While working on changes for DERBY-805 and DERBY-1007, I noticed that the
"timeout" mechanism for the Derby optimizer is never reset for subqueries. As
is usually required when talking about the optimizer, let me give an example of
what I mean.
If we have a query such as:
select <...> from
(select t1.i, t2.j from t1, t2 where <...>) X1,
T3
where <...>
then we would have one "outer" query and one "subquery". The outer query would
be "select <...> from X1, T3", the subquery would be "select t1.i, t2.j from t1,
t2".
In this case Derby will create two instances of OptimizerImpl: one for the outer
query (call it OI_OQ) and one for the subquery (call it OI_SQ). Each
OptimizerImpl has its own timeout "clock" that it initializes at creation
time--but never resets. If timeout occurs, the OptimizerImpl will stop
searching for "the" best plan and will just take the best plan found so far.
That said, for every permutation of the outer query a call will be made to
optimize the subquery. To simplify things, let's assume there are only two
permutations of the outer query: one with join order {X1, T3} and another with
join order {T3, X1}.
Now let's say we're looking at the first permutation {X1, T3}. OI_OQ will make
a call to optimize the subquery represented by OI_SQ. Let's further say that
the subquery tries some permutation {T1, T2} and then times out. It then
returns the plan information for {T1, T2} to the outer query. The outer query,
which has *not* yet timed out, then decides to try its second permutation {T3,
X1}. So it again makes a call to optimize the subquery. In this case, the
subquery--which has already timed out--will *immediately* return without trying
to optimize anything. The outer query will then make a decision about its
second permutation based on the un-optimized subquery's plan results.
My question is: is this intentional behavior?

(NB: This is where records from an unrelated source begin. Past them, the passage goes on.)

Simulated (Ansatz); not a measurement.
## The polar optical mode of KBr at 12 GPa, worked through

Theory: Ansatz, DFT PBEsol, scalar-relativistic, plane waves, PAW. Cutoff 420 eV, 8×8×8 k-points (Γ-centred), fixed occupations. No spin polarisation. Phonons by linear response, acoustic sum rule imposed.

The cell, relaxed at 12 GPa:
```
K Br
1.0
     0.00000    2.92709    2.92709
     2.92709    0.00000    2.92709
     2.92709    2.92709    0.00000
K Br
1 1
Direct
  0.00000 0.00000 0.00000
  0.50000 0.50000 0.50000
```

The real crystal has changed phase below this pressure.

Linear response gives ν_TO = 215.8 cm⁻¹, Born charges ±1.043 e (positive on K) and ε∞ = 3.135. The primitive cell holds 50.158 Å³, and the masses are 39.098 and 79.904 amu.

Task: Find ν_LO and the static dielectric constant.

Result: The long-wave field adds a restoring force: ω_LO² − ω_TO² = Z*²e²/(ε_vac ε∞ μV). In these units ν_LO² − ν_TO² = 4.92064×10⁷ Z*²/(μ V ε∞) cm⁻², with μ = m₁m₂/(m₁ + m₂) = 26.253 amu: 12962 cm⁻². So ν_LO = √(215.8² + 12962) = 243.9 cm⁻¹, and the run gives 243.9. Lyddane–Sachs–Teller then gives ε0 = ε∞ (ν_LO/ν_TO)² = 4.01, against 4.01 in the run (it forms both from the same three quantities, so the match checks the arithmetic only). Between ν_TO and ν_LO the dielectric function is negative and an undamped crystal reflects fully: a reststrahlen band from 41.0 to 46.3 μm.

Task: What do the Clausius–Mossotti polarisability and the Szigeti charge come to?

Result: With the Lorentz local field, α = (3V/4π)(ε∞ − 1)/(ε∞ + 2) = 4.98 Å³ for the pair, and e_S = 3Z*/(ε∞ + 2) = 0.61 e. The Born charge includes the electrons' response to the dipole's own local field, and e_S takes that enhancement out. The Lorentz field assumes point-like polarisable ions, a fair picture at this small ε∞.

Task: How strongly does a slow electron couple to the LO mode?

On the one hand, I can sort of see the logic in not trying to optimize the
subquery after the first time, because if we've "timed out" then we just want to
"wrap things up" as quickly as possible.
On the other hand, the outer query--which is the query representing the
top-level statement that the user is executing--has *not* yet timed out, so it
seems to me like the second call to optimize the subquery should get a "clean
start" instead of timing out right away.
This hasn't really been an issue to date because the "best plan" chosen by the
subquery is typically independent of the outer query's current permutation--with
the exception of "outerCost", which is passed in from the outer query and is
factored into the subquery's cost estimates. Because of this relative
independence, the plan chosen by the subquery would rarely (if ever?) change
with different permutations of the outer query, so if the subquery timed out
once there was no point in trying to re-optimize it again later.
With my changes for DERBY-805, though, I'm introducing the notion of pushing
predicates from outer queries down into subqueries--which means that the outer
join order can have a very significant impact on the plan chosen by the
subquery. But because the timeout mechanism is never reset, we could end up
skipping the second optimization phase of the subquery, which means we never get
a chance to see how much the outer predicates can help, and thus we could end up
skipping over some plans that have the potential to give us significant
performance improvement.
It's hard to come up with a concrete example of this because it depends on
optimizer timeout, which varies with different machines. But in my work with
DERBY-805 I've seen cases where the optimizer ignores pushed predicates because
of subquery timeout and thus ends up choosing a (hugely) sup-optimal plan.
All of that said, in an attempt to resolve this issue I added the following two
lines to the "prepForNextRound()" method in OptimizerImpl (that method was only
recently added as part of a change for DERBY-805):
+ /* Reset timeout state since we want to timeout on a per-round
+ * basis. Otherwise if we timed out during a previous round and
+ * then we get here for another round, we'll immediately
+ * "timeout" again before optimizing any of the Optimizables--
+ * which means we could be missing out on some helpful
+ * optimizations that weren't available for the previous
+ * round (esp. use of indexes/qualifiers that are made possible
+ * by predicates pushed down from the outer query). So by
+ * resetting the timeout state here, we give ourselves a chance
+ * to do some legitimate optimization before (potentially) timing
+ * out again. This could allow us to find some access plans that
+ * are significantly better than anything we found in previous
+ * rounds.
+ */
+ timeOptimizationStarted = System.currentTimeMillis();
+ timeExceeded = false;
I applied this change locally in combination with the DERBY-1007 patch and ran
derbyall on Linux Red Hat with IBM 1.4.2 with no failures.
Does anyone out there know if this is a safe change? I would appreciate any
feedback/advice here. If I don't hear any objections, I'll file a sub-task to
DERBY-805 for this issue and post the above patch there.
Many thanks in advance to anyone who might have input/feedback here.
Army